We may journey in several directions and find traces of the good work of the Trust. At Barmouth a beautiful cliff known as Dinas-o-lea, Llanlleiana Head, Anglesey, the fifteen acres of cliff land at Tintagel, called Barras Head, looking on to the magnificent pile of rocks on which stand the ruins of King Arthur’s Castle, and the summit of Kymin, near Monmouth, whence you can see a charming view of the Wye Valley, are all owned and protected by the Trust. Every one knows the curious appearance of Sarsen stones, often called Grey Wethers from their likeness to a flock of sheep lying down amidst the long grass of a Berkshire or Wiltshire down. These stones are often useful for building purposes and for road-mending. There is a fine collection of these curious stones, which were used in prehistoric times for building Stonehenge, at Pickle Dean and Lockeridge Dean. These are adjacent to high roads and would soon have fallen a prey to the road surveyor or local builder. Hence the authorities of this Trust stepped in; they secured for the nation these characteristic examples of a unique geological phenomenon, and preserved for all time a curious and picturesque feature of the country traversed by the old Bath Road. All that the Trust requires is “more force to its elbow,” increased funds for the preservation of the natural beauty of our English scenery, and the increased appreciation on the part of the public and of the owners of unspoilt rural scenes to extend its good work throughout the counties of England.

A curious feature of vanished or vanishing England is the decay of our canals, which here and there with their unused locks, broken towpaths, and stagnant waters covered with weeds form a pathetic and melancholy part of the landscape. If you look at the map of England you will see, besides the blue curvings that mark the rivers, other threads of blue that show the canals. Much was expected of them. They were built just before the railway era. The whole country was covered by a network of canals. Millions were spent upon their construction. For a brief space they were prosperous. Some places, like our Berkshire Newbury, became the centres of considerable traffic and had little harbours filled with barges. Barge-building was a profitable industry. Fly-boats sped along the surface of the canals conveying passengers to towns or watering-places, and the company were very bright and enjoyed themselves. But all are dead highways now, strangled by steam and by the railways. The promoters of canals opposed the railways with might and main, and tried to protect their properties. Hence the railways were obliged to buy them up, and then left them lone and neglected. The change was tragic. You can, even now, travel all over the country by the means of these silent waterways. You start from London along the Regent’s Canal, which joins the Grand Junction Canal, and this spreads forth northwards and joins other canals that ramify to the Wash, to Manchester and Liverpool and Leeds. You can go to every great town in England as far as York if you have patience and endless time. There are four thousand miles of canals in England. They were not well constructed; we built them just as we do many other things, without any regular system, with no uniform depth or width or carrying capacity, or size of locks or height of bridges. Canals bearing barges of forty tons connect with those capable of bearing ninety tons. And now most of them are derelict, with dilapidated banks, foul bottoms, and shallow horse haulage. The bargemen have taken to other callings, but occasionally you may see a barge looking gay and bright drawn by an unconcerned horse on the towpath, with a man lazily smoking his pipe at the helm and his family of water gipsies, who pass an open-air, nomadic existence, tranquil, and entirely innocent of schooling. He is a survival of an almost vanished race which the railways have caused to disappear.
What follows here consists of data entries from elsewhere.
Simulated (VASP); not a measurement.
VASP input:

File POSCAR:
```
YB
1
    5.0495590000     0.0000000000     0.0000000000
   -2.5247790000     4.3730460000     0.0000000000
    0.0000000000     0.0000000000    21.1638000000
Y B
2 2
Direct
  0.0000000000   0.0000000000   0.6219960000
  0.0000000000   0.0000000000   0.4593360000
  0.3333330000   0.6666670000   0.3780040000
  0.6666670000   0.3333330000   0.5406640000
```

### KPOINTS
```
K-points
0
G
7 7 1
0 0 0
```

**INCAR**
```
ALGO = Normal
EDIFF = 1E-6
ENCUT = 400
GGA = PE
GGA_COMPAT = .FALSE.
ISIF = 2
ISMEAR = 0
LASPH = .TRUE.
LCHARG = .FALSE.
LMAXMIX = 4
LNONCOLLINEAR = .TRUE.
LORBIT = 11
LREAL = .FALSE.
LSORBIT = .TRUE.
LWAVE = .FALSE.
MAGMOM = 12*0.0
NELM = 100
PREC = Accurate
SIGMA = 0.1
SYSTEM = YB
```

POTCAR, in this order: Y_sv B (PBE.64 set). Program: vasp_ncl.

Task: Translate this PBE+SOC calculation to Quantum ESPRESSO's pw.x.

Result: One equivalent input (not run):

Much destruction of beautiful scenery is, alas! inevitable. Trade and commerce, mills and factories, must work their wicked will on the landscapes of our country. Mr. Ruskin’s experiment on the painting of Turner, quoted in our opening chapter, finds its realisation in many places. There was a time, I suppose, when the Mersey was a pure river that laved the banks carpeted with foliage and primroses on which the old Collegiate Church of Manchester reared its tower. It is now, and has been for years, an inky-black stream or drain running between stone walls, where it does not hide its foul waters for very shame beneath an arched culvert. There was a time when many a Yorkshire village basked in the sunlight. Now they are great overgrown towns usually enveloped in black smoke. The only day when you can see the few surviving beauties of a northern manufacturing town or village is Sunday, when the tall factory chimneys cease to vomit their clouds of smoke which kills the trees, or covers the struggling leaves with black soot. We pay dearly for our commercial progress in this sacrifice of Nature’s beauties.